Skip to content

Plot the global distribution of all sequences in R

This tutorial will guide you through the process of plotting the global distribution of all sequences in R by fetching data from the open SARS-CoV-2 LAPIS API of CoV-Spectrum. It is able to aggregate data. You will learn how to query the API, check for errors and deprecation, parse data as a data frame, and create a plot using the ggplot2 package.

Prerequisites

You should have a basic understanding of R programming and the ggplot2 package.

Step 1: Query data from the LAPIS API

First, you will use the fromJSON function from the jsonlite package to query the LAPIS API:

library(jsonlite)
response <- fromJSON("https://lapis.cov-spectrum.org/open/sample/aggregated?fields=region")

The URL used in the query is structured as follows:

  • https://lapis.cov-spectrum.org/open: This is the base URL for the LAPIS instance.
  • /sample/aggregated: This endpoint retrieves aggregated data
  • ?fields=region: This query parameter specifies that we want to aggregate the data by the region field.

By querying this URL, you fetch the aggregated data on sequences stratified by their regions.

Step 2: Check for errors

Before proceeding, it’s important to check if there are any errors in the API response:

errors <- response$errors
if (length(errors) > 0) {
stop("Errors")
}

If there are errors, the program will stop with an error message.

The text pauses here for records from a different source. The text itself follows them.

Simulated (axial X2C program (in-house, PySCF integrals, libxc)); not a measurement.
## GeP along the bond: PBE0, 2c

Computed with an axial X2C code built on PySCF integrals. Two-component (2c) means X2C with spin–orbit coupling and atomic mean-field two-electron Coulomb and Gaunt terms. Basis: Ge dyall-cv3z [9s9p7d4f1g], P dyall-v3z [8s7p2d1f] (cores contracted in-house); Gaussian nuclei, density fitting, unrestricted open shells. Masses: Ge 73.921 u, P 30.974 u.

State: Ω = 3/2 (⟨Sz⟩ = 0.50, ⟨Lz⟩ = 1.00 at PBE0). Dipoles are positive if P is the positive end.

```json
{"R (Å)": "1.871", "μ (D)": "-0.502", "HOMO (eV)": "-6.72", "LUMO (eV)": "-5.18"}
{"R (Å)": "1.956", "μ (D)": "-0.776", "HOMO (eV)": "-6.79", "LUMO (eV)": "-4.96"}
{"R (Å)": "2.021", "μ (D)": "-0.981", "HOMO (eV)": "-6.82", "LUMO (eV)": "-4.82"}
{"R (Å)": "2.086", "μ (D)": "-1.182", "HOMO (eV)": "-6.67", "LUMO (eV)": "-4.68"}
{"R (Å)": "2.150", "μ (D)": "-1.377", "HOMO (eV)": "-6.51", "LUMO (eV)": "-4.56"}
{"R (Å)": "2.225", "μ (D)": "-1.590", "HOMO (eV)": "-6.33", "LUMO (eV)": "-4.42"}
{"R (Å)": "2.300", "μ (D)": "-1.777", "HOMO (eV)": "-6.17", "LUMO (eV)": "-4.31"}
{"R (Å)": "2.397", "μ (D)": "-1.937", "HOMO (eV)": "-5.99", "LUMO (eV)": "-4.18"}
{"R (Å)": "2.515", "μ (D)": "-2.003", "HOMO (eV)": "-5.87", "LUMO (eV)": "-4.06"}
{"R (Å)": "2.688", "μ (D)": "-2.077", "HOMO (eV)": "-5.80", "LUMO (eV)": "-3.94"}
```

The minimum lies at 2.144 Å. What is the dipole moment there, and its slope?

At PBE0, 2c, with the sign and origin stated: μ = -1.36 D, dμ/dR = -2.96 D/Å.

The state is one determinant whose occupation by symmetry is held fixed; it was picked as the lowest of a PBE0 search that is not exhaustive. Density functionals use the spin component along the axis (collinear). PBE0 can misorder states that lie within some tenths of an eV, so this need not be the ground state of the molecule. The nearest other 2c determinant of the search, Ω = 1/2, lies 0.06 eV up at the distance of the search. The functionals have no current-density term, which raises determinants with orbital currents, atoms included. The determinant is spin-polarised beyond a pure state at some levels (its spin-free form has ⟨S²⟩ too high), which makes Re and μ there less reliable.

Step 3: Parse data from JSON as a data frame

Now that you have verified the API response, you can parse the data into a data frame:

data <- response$data

Step 4: Create a plot using ggplot2

Finally, you will use the ggplot2 package to create a polar bar plot of the global distribution of sequences by region:

library(ggplot2)
ggplot(
data,
aes(x = "", y = count, fill = region)) +
geom_bar(width = 1, stat = "identity") +
coord_polar("y", start = 0) +
theme_minimal() +
theme(
panel.grid=element_blank(),
panel.border = element_blank(),
axis.ticks = element_blank(),
axis.title.x = element_blank(),
axis.title.y = element_blank(),
axis.text.x = element_blank())

This will generate a polar bar plot displaying the global distribution of all sequences by region.